Claims for Faulty Work - Are They Covered?

A Liability Policy Does Not Guarantee the Quality of Your Work

Preparing paint for a paint job

Contractors are often sued by customers who allege they performed faulty work. Unfortunately, many faulty work claims aren't covered by a standard general liability policy. If you are a contractor, you should understand what types of claims are likely to be covered by your liability insurance and which are not.

Basis of Faulty Work Claims

Faulty work claims generally derive from complaints about the way a job was done. A plaintiff may allege that the contractor performed the work using inferior materials, the wrong tools, incorrect machinery, or an improper method. Alternatively, the plaintiff may claim that the work doesn't meet industry standards or the quality warranted in the contract. Some claims allege the contractor completed the work but failed to provide adequate instructions or warnings.

Example

Pete owns Primo Painting, a commercial painting business. Pete's company has been hired by Ready Realty to paint the interior of an apartment building Ready owns. Pete has signed a contract stating that the apartment walls will be painted a satin finish paint called Snow White. Several of Pete's employees complete the painting work.

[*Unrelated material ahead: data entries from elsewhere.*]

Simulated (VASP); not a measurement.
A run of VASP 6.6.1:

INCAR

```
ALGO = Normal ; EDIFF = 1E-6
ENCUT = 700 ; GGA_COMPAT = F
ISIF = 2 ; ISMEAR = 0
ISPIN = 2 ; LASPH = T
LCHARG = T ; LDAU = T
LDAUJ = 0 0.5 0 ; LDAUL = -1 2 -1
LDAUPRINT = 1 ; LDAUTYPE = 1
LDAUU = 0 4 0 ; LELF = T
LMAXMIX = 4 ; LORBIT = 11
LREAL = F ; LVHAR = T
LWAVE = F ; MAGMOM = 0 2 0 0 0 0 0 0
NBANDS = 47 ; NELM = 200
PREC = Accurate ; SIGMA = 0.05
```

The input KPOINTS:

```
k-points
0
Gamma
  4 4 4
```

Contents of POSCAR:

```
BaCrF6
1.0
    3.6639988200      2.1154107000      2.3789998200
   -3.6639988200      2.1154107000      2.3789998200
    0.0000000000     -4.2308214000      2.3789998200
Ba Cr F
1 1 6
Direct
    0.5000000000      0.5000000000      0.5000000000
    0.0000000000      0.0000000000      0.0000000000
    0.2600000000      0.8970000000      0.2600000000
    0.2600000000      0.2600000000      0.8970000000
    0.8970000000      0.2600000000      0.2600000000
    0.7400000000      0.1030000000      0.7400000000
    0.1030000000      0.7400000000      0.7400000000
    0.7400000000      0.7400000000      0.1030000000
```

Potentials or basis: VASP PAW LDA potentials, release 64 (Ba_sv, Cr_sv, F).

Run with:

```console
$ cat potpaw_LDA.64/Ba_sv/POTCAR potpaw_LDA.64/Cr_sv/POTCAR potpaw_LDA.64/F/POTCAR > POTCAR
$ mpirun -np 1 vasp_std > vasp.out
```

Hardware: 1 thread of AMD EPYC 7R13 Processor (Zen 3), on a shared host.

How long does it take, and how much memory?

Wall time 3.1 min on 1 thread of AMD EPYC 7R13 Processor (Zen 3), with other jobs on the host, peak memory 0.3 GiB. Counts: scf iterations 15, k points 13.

One month after the work has been completed, Ready Realty complains to Pete about the painting job. Ready contends that Primo's employees performed the work improperly. They used a cheap brand of flat paint rather than the satin paint called for in the contract. They also used the wrong color paint (gray instead of white) and left visible roller marks on the walls.

When Pete fails to respond to the realty company's complaint, Ready Realty hires another painting contractor to repaint the apartments. It then sues Primo Painting for breach of contract, citing poor workmanship. The painting company is insured for liability under a standard general liability policy. Pete forwards the lawsuit to his liability insurer, which quickly denies coverage. Pete is stunned. Why isn't the claim covered?

Requirements for Coverage

For a faulty work claim to be covered under a general liability policy, several requirements must be satisfied.

Bodily Injury or Property Damage

First, the claim must seek damages for bodily injury or property damage that takes place during the policy period and in the coverage territory. In the Primo Painting example outlined above, Ready Realty's suit cites breach of contract based on poor workmanship. It doesn't allege that Primo's poor workmanship has caused any bodily injury or property damage. Thus, the suit isn't covered.

An Occurrence

Secondly, the alleged bodily injury or property damage must be caused by an occurrence. Ready Realty's lawsuit contends that Primo Painting failed to fulfill the terms of its contract. Primo's failure to do what it promised to do is not an accident. As no occurrence has taken place, the suit isn't covered under Primo's liability policy.

As a general rule, lawsuits based only on a breach of contract (with no bodily injury or property damage) aren't covered under general liability policies. A liability policy is not a guarantee that your work will be done properly in accordance with a contract. If a project owner requires you to make such a guarantee, you can satisfy that request by purchasing a completion bond.

No Exclusions Apply

Thirdly, a claim will be covered only if no exclusions apply. A general liability policy contains several exclusions that eliminate coverage for suits arising from your faulty work. These exclusions are complex, and courts don't anyways interpret them in a consistent manner. Here are some basic concepts to keep in mind. These are general rules that may not apply in some circumstances.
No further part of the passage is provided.